MultiBondLib.Mechanics3D.Forces

Information

There are mainly three types of force elements:

• physical interactions like spring or damper elements
• soft collision models, that include geometric computations
• artificially generated forces

Elements of this package do not create rigid connections and therefore do not close kinematic loops.

Name	Description
Damping	linear damping element
Spring	linear spring element
WorldForce	world force acting on frame
WorldTorque	world torque acting on frame
SoftImpuls_SphereSphere	soft impact between two spheres

MultiBondLib.Mechanics3D.Forces.Damping

Information

The damper generates a counteracting force that is proportional to the relative velocity.

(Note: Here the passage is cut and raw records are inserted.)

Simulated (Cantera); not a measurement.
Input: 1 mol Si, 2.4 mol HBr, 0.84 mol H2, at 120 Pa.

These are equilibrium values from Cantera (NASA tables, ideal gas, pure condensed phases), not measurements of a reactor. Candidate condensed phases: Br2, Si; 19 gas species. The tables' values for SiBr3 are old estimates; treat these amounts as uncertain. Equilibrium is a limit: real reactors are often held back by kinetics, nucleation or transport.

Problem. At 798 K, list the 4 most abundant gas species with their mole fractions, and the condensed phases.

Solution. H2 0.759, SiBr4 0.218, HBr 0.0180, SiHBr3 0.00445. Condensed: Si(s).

The damping coefficient can be set by the parameter d.

Parameters

Name	Default	Description
d	0	Damping constant [N.s/m]

Modelica definition

model Damping "linear damping element" 
  parameter Real d(
    final unit="N.s/m",
    final min=0) = 0 "Damping constant";
  Interfaces.Frame_a frame_a;
  Interfaces.Frame_b frame_b;
  
  
protected 
  inner Defaults MBG_defaults(n=3);
  Interfaces.Mech2MBG Mech2MBG1;
  Interfaces.MBG2Mech MBG2Mech1;
  Junctions.J0 J0_1(n=3);
  Passive.R R1(R={d}, n=3);
  Junctions.J0 J0_2(n=3);
  Sources.Se Se1(n=3, e0={0});
  Bonds.MultiBond MultiBond8;
  Bonds.MultiBond MultiBond3;
  Bonds.MultiBond MultiBond1;
  Bonds.MultiBond MultiBond2;
  Bonds.MultiBond MultiBond4;
  Bonds.MultiBond MultiBond5;
  Bonds.Utilities.MultiBondTail MultiBondTail2;
  Bonds.Utilities.MultiBondTail MultiBondTail1;
  Bonds.Utilities.MultiBondTail MultiBondTail3;
  Bonds.Utilities.MultiBondTail MultiBondTail4;
  
equation 
  connect(Mech2MBG1.frame_a, frame_a);
  connect(MultiBond1.MultiBondCon2, J0_1.MultiBondCon1);
  connect(MultiBond4.MultiBondCon2,J0_2. MultiBondCon1);
  connect(MultiBond8.MultiBondCon2, J0_2.MultiBondCon3);
  connect(MultiBond8.MultiBondCon1, Se1.MultiBondCon1);
  connect(MultiBond5.MultiBondCon2, J0_2.MultiBondCon2);
  connect(J0_1.MultiBondCon2, MultiBond2.MultiBondCon2);
  connect(MBG2Mech1.frame_b, frame_b);
  connect(MultiBond3.MultiBondCon1, J0_1.MultiBondCon4);
  connect(R1.MultiBondCon1, MultiBond3.MultiBondCon2);
  connect(MultiBond4.MultiBondCon1, Mech2MBG1.MultiBondConRot);
  connect(MultiBond5.MultiBondCon1, MBG2Mech1.MultiBondConRot);
  connect(MultiBond2.MultiBondCon1, MBG2Mech1.MultiBondConTrans);
  connect(MultiBond1.MultiBondCon1, Mech2MBG1.MultiBondConTrans);
end Damping;

MultiBondLib.Mechanics3D.Forces.Spring

Information

The spring generates a counteracting force that is linear dependent on the positional shift.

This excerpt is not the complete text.